In Orange County, recent trends of rising home prices and a recent chill in the economy has fanned the flames of fear of an overheated real estate market, with many real estate professionals and their clients on edge, with memories of the last housing collapse still fresh in their minds.
The dreaded word every real estate professional hates to hear – bubble – now is being tossed around.
For 62 straight months, Southern California home prices have gone in one direction. Up. This is fueling talk of a bubble in several markets in So Cal, including Orange County.
The median price for a home in Los Angeles County was $323,000 five years ago. The median price in Orange County in 2012 stood at $495,000, about $260,000 less than today’s prices in both counties.
In Orange County, there are two camps when discussing the current state of the housing market.
Jim Doti and the economists at Chapman University, told the Orange County Register he believes Orange County housing is in bubble territory, however, he sees no signs that it could burst any time soon.
Doti expressed concern that local housing prices are rising faster than the typical paycheck. Buyers in Orange County have to spend more than the national average on housing. He fears the economic cooling will continue and could possibly morph into recessionary pressures as early as next year. He told the Register that the bubble exists and it will inevitably burst.
Mark Schniepp from the California Forecast, told the OC Register that he sees no bubble. Yet.
Schniepp said the overall health of the economy currently justifies the rise in home prices. He is confident that supply constraints will help balance the market.
The analysts do agree that there is a lack of supply. With inventory tight, the few homes that do make it on the market are selling quickly. As a result of this trend. Chapman has predicted a 6.4 percent jump in Orange County home selling prices in 2017.
When considering current trends, it is important to note that during the last bubble period, Southern California home prices increased year over year for 126 consecutive months, or 10½ years – twice as long as the current streak in home price gains.
Moreover, many analysts say home prices really aren’t rising that rapidly.
Currently, price increases have averaged about 6.3 percent in Southern California over the last 12 months. The low is 5.4 percent in Orange County to a high of 7.9 percent in San Bernardino County.
According to Christopher Thornberg, a founding partner of Beacon Economics and former UCLA economics professor, the increases are only slightly greater than the rate of inflation.
Moreover, Pat Veling, president of Brea-based Real Data Strategies, said that the actual rate of inflation probably is in the 4 percent to 5 percent range.
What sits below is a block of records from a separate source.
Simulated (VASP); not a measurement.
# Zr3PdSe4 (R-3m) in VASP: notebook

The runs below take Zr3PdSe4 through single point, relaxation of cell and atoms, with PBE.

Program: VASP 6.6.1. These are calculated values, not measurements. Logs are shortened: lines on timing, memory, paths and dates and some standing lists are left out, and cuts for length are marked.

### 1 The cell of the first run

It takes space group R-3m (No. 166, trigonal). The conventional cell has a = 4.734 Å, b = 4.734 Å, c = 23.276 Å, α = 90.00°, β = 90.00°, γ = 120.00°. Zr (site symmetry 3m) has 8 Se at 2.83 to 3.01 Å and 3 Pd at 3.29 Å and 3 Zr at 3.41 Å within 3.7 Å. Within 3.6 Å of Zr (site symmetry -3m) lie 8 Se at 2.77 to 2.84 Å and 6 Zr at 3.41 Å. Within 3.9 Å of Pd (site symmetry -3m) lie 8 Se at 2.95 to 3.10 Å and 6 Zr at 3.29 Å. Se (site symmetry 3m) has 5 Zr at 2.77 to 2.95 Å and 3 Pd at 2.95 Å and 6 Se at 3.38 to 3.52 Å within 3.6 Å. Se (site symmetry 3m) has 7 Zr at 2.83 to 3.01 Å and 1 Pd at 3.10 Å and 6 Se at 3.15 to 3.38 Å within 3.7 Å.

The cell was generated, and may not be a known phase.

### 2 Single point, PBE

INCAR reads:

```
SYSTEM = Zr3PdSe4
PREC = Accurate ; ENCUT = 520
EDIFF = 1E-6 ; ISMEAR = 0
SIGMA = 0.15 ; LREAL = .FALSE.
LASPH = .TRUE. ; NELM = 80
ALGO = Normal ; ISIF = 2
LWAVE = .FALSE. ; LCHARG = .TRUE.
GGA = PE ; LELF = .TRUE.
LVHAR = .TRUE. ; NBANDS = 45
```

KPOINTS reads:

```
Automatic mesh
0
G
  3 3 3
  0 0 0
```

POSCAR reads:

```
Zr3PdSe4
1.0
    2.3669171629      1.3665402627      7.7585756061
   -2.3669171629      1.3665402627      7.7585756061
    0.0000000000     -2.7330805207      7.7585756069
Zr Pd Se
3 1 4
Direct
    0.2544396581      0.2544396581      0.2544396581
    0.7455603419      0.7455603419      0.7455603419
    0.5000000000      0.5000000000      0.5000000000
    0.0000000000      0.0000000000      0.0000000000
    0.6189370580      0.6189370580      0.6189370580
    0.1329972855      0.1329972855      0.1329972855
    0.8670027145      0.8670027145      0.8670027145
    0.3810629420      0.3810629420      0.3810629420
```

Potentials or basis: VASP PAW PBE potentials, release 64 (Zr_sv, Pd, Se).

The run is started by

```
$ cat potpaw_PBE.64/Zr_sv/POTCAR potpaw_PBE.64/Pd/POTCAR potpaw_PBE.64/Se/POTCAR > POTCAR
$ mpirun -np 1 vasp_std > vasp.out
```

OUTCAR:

With GDP growing at 2.5 percent and mortgage interest rates below 4.5 percent, home prices in Orange County and Southern California have the potential to increase by 6 percent a year over the next five to six years, according to Thornberg.
This wouldn’t necessarily be unhealthy.
“Given the supply shortage and the strength of the California economy, (that’s) perfectly reasonable,” Thornberg said. He added: “Reasonable here means it’s not a bubble and they won’t collapse.”